To the investment advisor managing a client’s portfolio, the world of mergers and acquisitions may appear to exist in another galaxy, far far away. Beyond assessing the impact of headline-grabbing M&As on your client’s investments, you may see little need to understand the mechanics of an acquisition, much less expect to have a close encounter with one. But if your client owns a business, nothing could hit closer to home.
Should the client decide to sell, that enormous illiquid asset could suddenly be converted into a sea of cash crying out for allocation. It is perhaps the most momentous financial event you or your client is ever likely to face, of far greater magnitude even than an inheritance. Fail to prepare and you could lose your client at precisely the moment the relationship becomes exponentially more valuable.

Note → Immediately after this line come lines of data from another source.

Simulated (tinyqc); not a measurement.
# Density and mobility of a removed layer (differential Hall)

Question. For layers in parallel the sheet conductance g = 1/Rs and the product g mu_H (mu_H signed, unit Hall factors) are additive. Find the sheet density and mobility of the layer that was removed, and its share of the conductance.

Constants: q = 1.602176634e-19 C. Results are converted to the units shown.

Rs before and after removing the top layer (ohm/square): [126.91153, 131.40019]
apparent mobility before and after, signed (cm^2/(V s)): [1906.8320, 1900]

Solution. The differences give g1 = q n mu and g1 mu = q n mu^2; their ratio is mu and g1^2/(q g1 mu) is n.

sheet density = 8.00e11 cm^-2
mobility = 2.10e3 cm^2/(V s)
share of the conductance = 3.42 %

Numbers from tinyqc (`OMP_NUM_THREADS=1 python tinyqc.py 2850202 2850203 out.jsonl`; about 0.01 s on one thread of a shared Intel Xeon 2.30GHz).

Even in a down market, the volume of deals is staggering, and the astute advisor will prepare for the eventuality of a sale by understanding:
- the market
- the factors influencing valuation
- the proper role for the investment advisor
- the sale process
By acting on that knowledge early in the sale process or, preferably, being among the first to suggest a sale, especially where most of the client’s net worth is tied up in the business, the proactive advisor can not only make sure that the windfall investment opportunity isn’t lost to a competitor but also see to it that the client is being well served before, during, and after the sale.
Understanding the Market
The challenge for you is not simply to look for the most propitious time to sell and suggest it to your client, but to understand both the market and your client’s needs.
Such a sale is more than a remote possibility. There are about 10,500 deals annually in the United States. The overwhelming majority, some 80%, take place in the middle market–companies valued at $500 million or less. While these deals may fall far below the radar of the media, this is a big business in aggregate: Those deals are worth approximately $1.2 trillion annually.
The acquisition market is closer to home in another way as well. About 85% of middle-market deals involve U.S. companies making strategic acquisitions (see sidebar on page 87).
That market is cyclical. At the peak of the cycle, middle-market companies can sell for as much as seven to nine times their cash flow, versus five to six times their cash flow at the bottom of the market. Currently, we stand at the beginning of a down cycle, with a decline of 5% in terms of deal count from 2006, a trend likely to continue for the next three to four years.
Although valuations will inevitably be lower, on average, during a down cycle than an up cycle, that doesn’t necessarily mean that your client shouldn’t sell. On the contrary, companies that buck the cycle by continuing to grow can command a premium during this part of the cycle in an M&A process. Moreover, your client may be at a time of life when he or she is ready to sell, no matter the state of the overall market.
Factors Affecting Valuation
In addition to where the market stands in the cycle, a number of other general factors will affect the valuation of your client’s business. For one, the state of the economy, particularly its prospects for growth, inevitably figures in. Further, the amount of money in the hands of buyers can also drive the market up or down. Today, for example, private equity firms are awash with cash, with close to $250 billion in unleveraged equity capital that has been raised over the past three years. In fact, at no time in history have private equity firms had so much fresh capital that needs to find a home. Unlike strategic buyers, private equity buyers have a finite period of time in which to deploy funds–typically within five years of raising the funds–or they have to return the capital to their investors.
How an industry is perceived–not how it has actually performed, but how it’s viewed in the marketplace–can also make some businesses more attractive than others. For example, companies in the media and entertainment industry, despite weak and variable financial performance, often yield a premium price. In some industries such as technology, oil and gas, and agriculture and food, sale prices are actually trending upward.
By far the most decisive factors that affect the valuation of a particular company are internal. Prospective buyers will look closely at the company’s growth rate and at its profitability, from gross margins to cash flow margins to free-cash-flow margins, and compare those margins to industry averages to see if the company is underperforming or outperforming its industry peers. They will also closely evaluate the company’s proprietary services or products, including its patents, trademarks, brands, and all of the other barriers to entry by potential competitors. The higher the barriers your client has created, the higher the value of the company.
The quality of the company’s management is of paramount importance. In a competitive world where the playing field has been leveled by technology, globalization, and labor and supply arbitrage strategies, one of the few remaining differentiators among companies of all sizes is the quality of their management. Financial buyers like private equity firms almost always want the owner and key managers to stay on after the sale. These buyers realize that nobody knows the business better and depend on them to deliver the returns on invested capital promised to the private equity group’s investors.
Usually, of course, the seller is also the CEO of the company. Whether she is ready to cash out or is willing to continue to lead the company can certainly affect the valuation in situations where the buyer wants to retain key executives. Again, understanding and managing the psychology of the seller is critical for a smooth selling process in which all sides understand each other clearly.